From Crain's Cleveland Business...
“We should sue Diebold,” said Commissioner Jimmy Dimora, referring to Premier Election Solutions Inc., the new name for the Diebold Inc. subsidiary that sells electronic voting machines. The company sold the county electronic voting machines that have played a role in Election Day problems in recent years.
Bravo, Mr. Dimora. Of course you should!
But, ah, here's the rub...
“We need Diebold to fix (the machines),“ he said.
We'll leave you to parse the phrasing of that last quote as you may.
The article goes on to point out that Dimora wants to "scrap the Diebold touch-screen system" after it turns out the county paid "$6.5 million above the $1.9 million originally budgeted for extra help and training before the November 2006 election."
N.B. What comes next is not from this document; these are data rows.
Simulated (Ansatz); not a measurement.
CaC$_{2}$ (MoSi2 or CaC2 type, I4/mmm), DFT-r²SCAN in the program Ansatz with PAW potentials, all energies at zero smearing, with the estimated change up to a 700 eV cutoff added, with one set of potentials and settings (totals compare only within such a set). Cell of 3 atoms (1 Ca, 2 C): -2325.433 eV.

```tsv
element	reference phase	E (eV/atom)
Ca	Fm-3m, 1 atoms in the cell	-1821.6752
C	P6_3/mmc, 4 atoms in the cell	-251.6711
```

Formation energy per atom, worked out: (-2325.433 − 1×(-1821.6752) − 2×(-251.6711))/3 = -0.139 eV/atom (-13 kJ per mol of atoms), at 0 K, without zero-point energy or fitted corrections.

Yes, but think of all the trees they saved! (That would be irony. For all of you Republicans following along.)
By Brad Friedman from Richfield, UT...
As we reported from a source late last night, today's scheduled hearing in the House Rules Committee for Rush Holt's Election Reform Bill (HR 811) has been canceled. The same source had also said that if the hearing was canceled, it could mean an "indefinite hold" for the controversial legislation.
Today, Republicans are predictably enjoying what has been termed as a Democratic "split," by The Hill, and a Democratic "revolt," by Politico, in the majority-led Rules Committee, once known as "The Speakers Committee" since it's generally the last stop before legislation hits the House Floor. It's also the place where the leadership determines whether amendments will be allowed to be brought for such legislation.
Of course, what Republicans seem to find most amusing is that Democrats in Congress don't necessarily march in lock-step, as they do. Instead, the Democrats seem to have this crazy idea that in a democracy, there should be actual, responsible debate, care, and attention to details for an Election Reform bill which would have enormous national consequences to every local, state, and federal race in the union for decades to come. Go figure.
"Democrats believe in democracy, unlike that monolith we had before," committee chairwoman Louise Slaughter (D-NY) told The Hill.
Nonetheless, the Republicans are attempting to make partisan hay from the situation. Minority Leader John Boehner's website described the situation as a "House Committee Meltdown" yesterday. A spokesperson for David Drier (R-CA), the ranking member on the House Committee described the situation as "chaos."
They're all right. Democracy is chaos. Though the Holt bill has been largely dysfunctional from the get-go as its lead author, Rush Holt (D-NJ) began with a very open process, inviting many voices (including our own) into the bill's drafting process, but then shut down the process in favor of both fear and agenda-driven interests...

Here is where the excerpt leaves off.